A decade later, surveys on attitudes toward Israel registered more sympathy than in the Adenauer period. In 1972, 25% of respondents chose Israel as the country with which Germany should have the closest possible cooperation, an increase of 8% over 1963 (but behind Poland). Sympathy within the German public for Israel in the Arab-Israeli conflict dropped, first only slightly, from 50% at the end of 1974 to 44% in 1978, but then dramatically, to only 21% in 1981, tapering off at 20% and 19% in 1982 and 1983, respectively.
Israel continued to receive negative responses from the German public in the 1990s as well. Fewer Germans (39%) sympathized with Israel in the Arab-Israeli conflict in 1991 than in 1987 (40%), although only 16% supported the Arab side. The “do not know” category had risen by 1991 to 46%, when only 36% of respondents felt Germany had a “special responsibility” for Israel and 50% disagreed.

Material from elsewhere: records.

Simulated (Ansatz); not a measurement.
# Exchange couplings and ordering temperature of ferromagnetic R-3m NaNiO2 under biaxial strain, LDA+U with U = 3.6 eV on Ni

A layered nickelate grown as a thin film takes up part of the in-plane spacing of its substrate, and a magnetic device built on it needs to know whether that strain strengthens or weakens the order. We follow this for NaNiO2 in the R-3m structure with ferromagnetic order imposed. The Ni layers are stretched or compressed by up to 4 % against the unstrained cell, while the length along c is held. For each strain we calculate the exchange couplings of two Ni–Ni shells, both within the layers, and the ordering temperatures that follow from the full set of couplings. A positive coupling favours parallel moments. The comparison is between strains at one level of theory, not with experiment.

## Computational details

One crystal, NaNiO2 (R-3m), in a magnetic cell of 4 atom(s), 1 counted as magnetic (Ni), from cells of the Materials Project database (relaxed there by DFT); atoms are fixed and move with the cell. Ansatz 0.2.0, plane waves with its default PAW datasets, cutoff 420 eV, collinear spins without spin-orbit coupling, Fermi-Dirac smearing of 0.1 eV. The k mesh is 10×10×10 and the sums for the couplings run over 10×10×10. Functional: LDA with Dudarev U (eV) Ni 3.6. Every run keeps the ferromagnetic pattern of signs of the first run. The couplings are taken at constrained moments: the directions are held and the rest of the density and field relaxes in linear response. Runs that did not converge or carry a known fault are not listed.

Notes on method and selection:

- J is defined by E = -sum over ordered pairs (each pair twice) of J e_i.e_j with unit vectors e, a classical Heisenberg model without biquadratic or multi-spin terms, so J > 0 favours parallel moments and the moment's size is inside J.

During the Schröder government, Israel was still seen negatively by the German public, tying the Czech Republic in fifteenth place (out of nineteen) in the July 2001 cooperation poll, and second to last in the sympathy poll (the same standing as China). By March 2001, on the Middle East conflict Israel had dropped a dramatic twenty-five points from a decade earlier (the “neither/nor” category represented the chief gainer at 53%) when it recorded only 14% support.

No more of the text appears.